It seems like everyone and everything has gone ‘gluten-free‘ these days, but whether you think it’s a diet fad or not, there’s no denying the health benefits of this latest craze. I’m by no means completely gluten-free, but I do try to implement and substitute as much as I can to maintain a healthy day-to-day diet.
Being a huge Gwyneth Paltrow fan (and recipe book collector) I could hardly wait to get my hands on her second cookbook ‘It’s All Good‘ and recently ordered it for myself off of Amazon for a whopping $17.
One recipe from Gwyneth’s latest book that I find myself making over and over, consuming daily, and telling every person nearby about, is her gluten-free granola. Normally making your own granola can be rather time consuming, and buying granola from your local grocery store is often so packed with sugar, it can hardly be considered a healthy start to your day.

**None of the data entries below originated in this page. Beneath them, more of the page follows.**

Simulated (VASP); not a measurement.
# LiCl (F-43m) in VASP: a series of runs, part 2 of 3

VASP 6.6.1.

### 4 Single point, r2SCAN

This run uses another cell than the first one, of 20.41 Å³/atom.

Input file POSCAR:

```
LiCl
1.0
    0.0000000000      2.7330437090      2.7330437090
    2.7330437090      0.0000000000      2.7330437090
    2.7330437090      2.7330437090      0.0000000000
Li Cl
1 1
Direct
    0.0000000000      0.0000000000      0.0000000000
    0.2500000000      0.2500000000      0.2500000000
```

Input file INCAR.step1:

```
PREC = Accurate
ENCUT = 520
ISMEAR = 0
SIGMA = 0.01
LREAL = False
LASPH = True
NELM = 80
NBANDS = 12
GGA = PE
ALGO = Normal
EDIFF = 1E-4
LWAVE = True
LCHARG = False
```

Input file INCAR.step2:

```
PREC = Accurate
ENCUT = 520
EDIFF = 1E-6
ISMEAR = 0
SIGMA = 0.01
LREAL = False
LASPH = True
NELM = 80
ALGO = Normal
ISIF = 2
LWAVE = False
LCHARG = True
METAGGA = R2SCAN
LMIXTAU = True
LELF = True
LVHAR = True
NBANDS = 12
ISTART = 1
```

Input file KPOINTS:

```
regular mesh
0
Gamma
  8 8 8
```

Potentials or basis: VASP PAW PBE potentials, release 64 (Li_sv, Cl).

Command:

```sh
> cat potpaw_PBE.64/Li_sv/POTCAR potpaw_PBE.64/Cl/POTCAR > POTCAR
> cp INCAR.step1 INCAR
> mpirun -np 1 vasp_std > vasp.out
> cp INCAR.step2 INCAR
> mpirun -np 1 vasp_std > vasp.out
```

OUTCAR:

Not only does this recipe take only half an hour to make from start to finish, but you can customize it to suit your own tastes, or change it up every time you make it! Here I’ve added my own tropical twist to her recipe, with recommendations for what I like to mix into my own versions. Enjoy!
Recipe: Gluten-Free Granola
1/2 cup extra-virgin olive oil
1/2 high-quality maple syrup
3 cups quinoa flakes
Pinch of coarse sea salt
1 cup of coconut flakes (optional, but Gracie recommended!)
1 – Preheat the over to 400F
2 – Whisk together the olive oil and maple syrup in a large mixing bowl. Add the quinoa flakes and fold thoroughly to combine with the liquid mixture.
3 – Evenly spread the quinoa on a parchment-lined baking sheet and sprinkle with a pinch of salt.
4 – Roast, stirring now and then until the flakes are dried and crunchy and a lovely golden brown. About 25 minutes. I recommend tossing the flakes half way through to ensure an even roast. If adding coconut flakes, mix them in at the half way point as you toss.
5 – Remove quinoa from the oven and let cool completely. Once completely cool you can add whatever ingredients you like! My personal favourites are chopped pumpkin seeds and dried cranberries. I enjoy my gluten-free granola with coconut or almond milk, and top with chia seeds, goji berries, raw cacao and fresh berries if I have them.
*Be sure to store your gluten-free granola in an air-tight glass jar, it will last up to 2 weeks! Makes approximately 12 half cup servings.